🤖 Science & Emerging Tech

The world’s biggest camera unveiled its first images

Tuesday, Jun 24

A composite of 678 separate images taken across seven hours; Image: NSF-DOE Vera C. Rubin Observatory

Astronomers published the first-ever pictures from the new Vera C. Rubin Observatory yesterday, in a move heralded as astronomy’s biggest moment since NASA revealed the first images from its James Webb Space Telescope.

  • The Rubin telescope, which features a record-setting 3,200-megapixel digital camera, is located atop a mountain in central Chile and jointly operated by the US Energy Department and National Science Foundation (NSF).
  • The scope’s state-of-the-art mirror design, highly sensitive camera, rapid survey speed, and advanced computing infrastructure each represent breakthroughs in their respective fields, according to Space.com.

Point and shoot…and shoot, and shoot

The facility is designed to map the Milky Way galaxy, and investigate the nature of dark energy and dark matter—mysterious substances comprising ~95% of the universe—by taking ~1,000 pictures/night for the next decade.

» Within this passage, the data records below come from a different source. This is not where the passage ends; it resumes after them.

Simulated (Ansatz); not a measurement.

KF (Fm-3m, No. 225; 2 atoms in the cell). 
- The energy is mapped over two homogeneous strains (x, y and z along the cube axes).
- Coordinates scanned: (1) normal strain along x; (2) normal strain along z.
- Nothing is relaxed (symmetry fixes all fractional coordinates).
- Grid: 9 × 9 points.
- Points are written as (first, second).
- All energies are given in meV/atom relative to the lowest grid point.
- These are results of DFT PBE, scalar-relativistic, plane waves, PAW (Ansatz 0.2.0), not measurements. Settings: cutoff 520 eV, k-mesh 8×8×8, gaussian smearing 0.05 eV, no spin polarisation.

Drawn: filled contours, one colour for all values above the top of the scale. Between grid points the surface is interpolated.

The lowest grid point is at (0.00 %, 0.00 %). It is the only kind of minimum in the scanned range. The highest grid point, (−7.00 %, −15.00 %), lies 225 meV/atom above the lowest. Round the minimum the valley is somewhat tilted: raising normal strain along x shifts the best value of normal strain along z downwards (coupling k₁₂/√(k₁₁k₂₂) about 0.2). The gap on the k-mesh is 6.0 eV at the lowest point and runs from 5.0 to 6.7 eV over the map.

  • Rubin is expected to cover the entire visible Southern Hemisphere sky once every three to four nights, with each composite image so detailed that displaying it would require 400 ultra-HD TV screens.
  • “[The] Rubin Observatory will capture more information about our universe than all optical telescopes throughout history combined,” per acting NSF director Brian Stone.

Case in point: In its first 10 hours of observation, Rubin already discovered 2,100+ previously unknown asteroids in our Solar System, and is expected to uncover millions more within two years. For reference, current telescopes spot a combined ~20,000 asteroids/year.